Should I Buy This One? - Posted by Jim_NC


#1

Posted by Redline on December 17, 1998 at 14:15:29:

Not only “you can’t rent” but also … watch for something like “you can only rent the condo once per year.” So, if your tenant breaks the lease in February - you’re outta luck for 11 months! Good luck suing the tenant.

The point is - they can put in there ANYTHING their little hearts desire so beware!

Good luck,
RL


#2

Should I Buy This One? - Posted by Jim_NC

Posted by Jim_NC on December 16, 1998 at 17:10:48:

Hey everyone! I have ran accross what I think is a good deal but I want your all’s expert opinion.

I found a lakefront condo here that the owner is willing to finance. I don’t have to pay a dime down!

Here are the figures:

Purchase Price: $185,000 (Appraised for $200,000)

Zero Down

30 yr at 7 3/8 interest rate.

Pmts are going to be 1178/mo plus $135 assoc fee.

I will be able to rent this place out for $1500-$1600/mo.

I am thinking this is a good deal but I have not “bought” any properties yet. All my properties are l/o.

Should I set this up in a land trust?

Any suggestions or comments will be greatly appreciated as usual!


#3

Re: Should I Buy This One? - Posted by John Katitus

Posted by John Katitus on December 18, 1998 at 02:42:34:

It sounds like a suspiciously easy deal to me. Not that I wouldn’t do it, but I would want to know the seller’s motivation first.

Is there a good supply of tenant’s close? Is there work nearby or is it a vacation area? Some vacation areas are seasonal and close down. Do you live in the area so you can manage it? Did you see an actual appraisal for 200K or is that somebody’s listing suggestion?

My opinion is that if you know the area and have a plan and all the answers to all the questions your post elicits are positive, consider it strongly. Be careful, though. $1400 per month could quickly empty your savings account.


#4

Re: Should I Buy This One? - Posted by Bud Branstetter

Posted by Bud Branstetter on December 16, 1998 at 22:30:50:

Land Trust-Yes, General principle for an investor plus all the other good reasons.

The other piece of advice is to have a clause that they can not come back against you personally only against the property.

You are not buying any equity. You know what they say about you make your profit going in. The interest rate is nothing great. Before you go down in flames do not close until you have a tenant. For an extra hundred a month give them the option to buy owner financed for for $195,000.


#5

Re: Should I Buy This One? - Posted by Dan W. (NY)

Posted by Dan W. (NY) on December 16, 1998 at 21:00:15:

I thought everyone else’s advice was very good.

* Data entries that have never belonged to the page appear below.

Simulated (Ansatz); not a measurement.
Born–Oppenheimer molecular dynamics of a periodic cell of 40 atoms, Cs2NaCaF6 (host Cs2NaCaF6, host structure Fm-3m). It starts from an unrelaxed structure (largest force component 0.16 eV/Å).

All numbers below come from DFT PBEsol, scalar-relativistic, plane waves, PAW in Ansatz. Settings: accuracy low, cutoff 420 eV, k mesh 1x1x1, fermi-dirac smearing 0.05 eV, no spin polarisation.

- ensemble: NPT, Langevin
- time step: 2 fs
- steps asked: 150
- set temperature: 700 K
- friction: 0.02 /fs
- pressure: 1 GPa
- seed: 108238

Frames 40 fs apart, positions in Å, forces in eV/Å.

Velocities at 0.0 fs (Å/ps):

However I’ve got one additional bit of advice, In my experience (and I’ve learned the hard way) never buy an investment property on a 30 yr. mortage. It just takes too long to build up any equity. My recommendation is that an investment property should at least break even on a 15 yr mortage. That way you are guaranteed of equity build up if prices should stagnate, and you are somewhat protected if prices should fall.


#6

Re: Should I Buy This One? - Posted by Russ Sims

Posted by Russ Sims on December 16, 1998 at 18:20:02:

I guess the big question is, does that monthly payment cover taxes? I don’t know how condos work as far as taxes go (who pays 'em?). In any case if you take your low rent figure of $1500 a month and subtract your mortgage and assoc. dues, you have $187 left. That’s a pretty slim margin to cover maintenance, taxes(if applicable) vacancy,management, and insurance. It seems at best you’ve got a break even cash flow. Do you really want to spend your time and resources on something you’re breaking even on? The same time might be better spent on something that guarantees you a strong positive cash flow…Just playing devils advocate.
Russ


#7

Re: Should I Buy This One? - Posted by Jimbob

Posted by Jimbob on December 16, 1998 at 18:16:17:

Jim,

Sounds like an OK deal, check into a few things first. Make sure the taxes and insurance are included in the monthly payments you mentioned. Check with the condo association to see if there are any existing or upcoming special assessments against the condos, special assessments can wipe you out if you’re not careful, such as new plumbing and paint jobs for all the condos and each owner has to help pay for it.

One key thing to ask the association and it may sound crazy to some people is “if you owned a condo there, can you rent it out”? Believe it not there could be a clause in the CC&R’s (Conditions, Covenenants and Restrictions) that stipulate no rental properties, owner occupied only.
Ask the association what percentage of the condos are rentals versus owner occupied, if the rental percentage is above 20% or so, it will be very hard for you to sell to a conventional buyer down the road.

Also as the association when the last time was that they raised the monthly dues, and if they anticipate raising them anytime soon.

Thats a few of the major things to check on.